After a 20-year wait, French billionaire tycoon François Pinault’s dream of sharing his contemporary art collection – among the most important in the world – with a Parisian audience has finally come true with the opening of his new private art museum in the heart of the French capital. In the early 2000s, the owner of Kering and Christie’s had attempted to build a gallery to exhibit his collection in the outskirts of Paris on an island in the Seine where a Renault car factory once stood, but failed, prompting him to turn his attention to Venice. The inauguration of the Bourse de Commerce – Pinault Collection now completes the blue-chip collector’s trilogy of art spaces, which had started 15 years ago with Palazzo Grassi, followed by Punta della Dogana. Amassed over a period of more than 40 years, his collection includes over 10,000 paintings, sculptures, videos, photographs, sound pieces, installations and performances from the 1960s to present-day by almost 380 international modern and contemporary artists such as Piet Mondrian, Louise Bourgeois, Agnes Martin, Cy Twombly, Damien Hirst, Jeff Koons, Cindy Sherman and Albert Oehlen. Pinault states, “Not only will it add to the European landscape of institutions devoted to presenting contemporary art, but after the difficult year experienced by France and the world in 2020, it will contribute to the renaissance of the Parisian cultural sphere.”
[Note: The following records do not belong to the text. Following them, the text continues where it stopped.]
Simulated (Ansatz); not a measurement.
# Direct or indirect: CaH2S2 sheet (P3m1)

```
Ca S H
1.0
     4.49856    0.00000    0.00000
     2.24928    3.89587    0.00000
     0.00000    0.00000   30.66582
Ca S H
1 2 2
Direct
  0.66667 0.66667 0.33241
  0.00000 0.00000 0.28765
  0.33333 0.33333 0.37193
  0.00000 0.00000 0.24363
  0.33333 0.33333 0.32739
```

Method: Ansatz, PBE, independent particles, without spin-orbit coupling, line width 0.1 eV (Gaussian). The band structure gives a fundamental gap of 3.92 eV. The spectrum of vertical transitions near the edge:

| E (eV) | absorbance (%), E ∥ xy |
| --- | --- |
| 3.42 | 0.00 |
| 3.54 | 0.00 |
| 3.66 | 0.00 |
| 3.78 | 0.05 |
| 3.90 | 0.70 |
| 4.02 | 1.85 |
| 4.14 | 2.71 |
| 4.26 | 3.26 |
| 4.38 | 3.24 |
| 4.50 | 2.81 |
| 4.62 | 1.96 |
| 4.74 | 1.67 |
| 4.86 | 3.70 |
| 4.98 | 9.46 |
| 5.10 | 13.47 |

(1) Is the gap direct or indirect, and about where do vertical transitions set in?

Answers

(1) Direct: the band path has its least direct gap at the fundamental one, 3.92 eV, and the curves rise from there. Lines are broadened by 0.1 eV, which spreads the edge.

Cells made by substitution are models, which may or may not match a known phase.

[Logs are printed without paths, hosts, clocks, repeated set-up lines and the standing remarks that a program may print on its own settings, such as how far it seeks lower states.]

A circular, glass-and-iron domed monument originally serving as a corn market in the 18th century and transformed in 1889 to become a commodities exchange, the new museum contains 6,800 sqm of cultural programming space, three floors of exhibition galleries, a 284-seat auditorium, a black box theater, reception and mediation rooms and Michel and Sébastien Bras’ La Halle aux Grains restaurant. The architecture is a dialogue between heritage and contemporary creation. Pierre-Antoine Gatier, chief architect of French historic sites and project manager, says, “The Bourse de Commerce is a manifesto for Parisian architecture of the 16th, 18th and 19th centuries. In the various historical strata it displays, the building stands as an iconoclastic work.” There will be a permanent program and temporary thematic and solo shows, commissions, cartes blanches and in-situ projects. Entitled Ouverture (Opening), the first season of exhibitions and events, which remained a surprise for visitors until the launch, features 200 works by 32 artists such as Martial Raysse, Maurizio Cattelan, Urs Fischer, Ryan Gander, Peter Doig, Luc Tuymans, Thomas Schütte, Claire Tabouret, Tatiana Trouvé and Kerry James Marshall, resonating with one another and tackling questions of identity, territory and culture. Presented throughout the entire building, some artistic proposals will last only one evening, others several months.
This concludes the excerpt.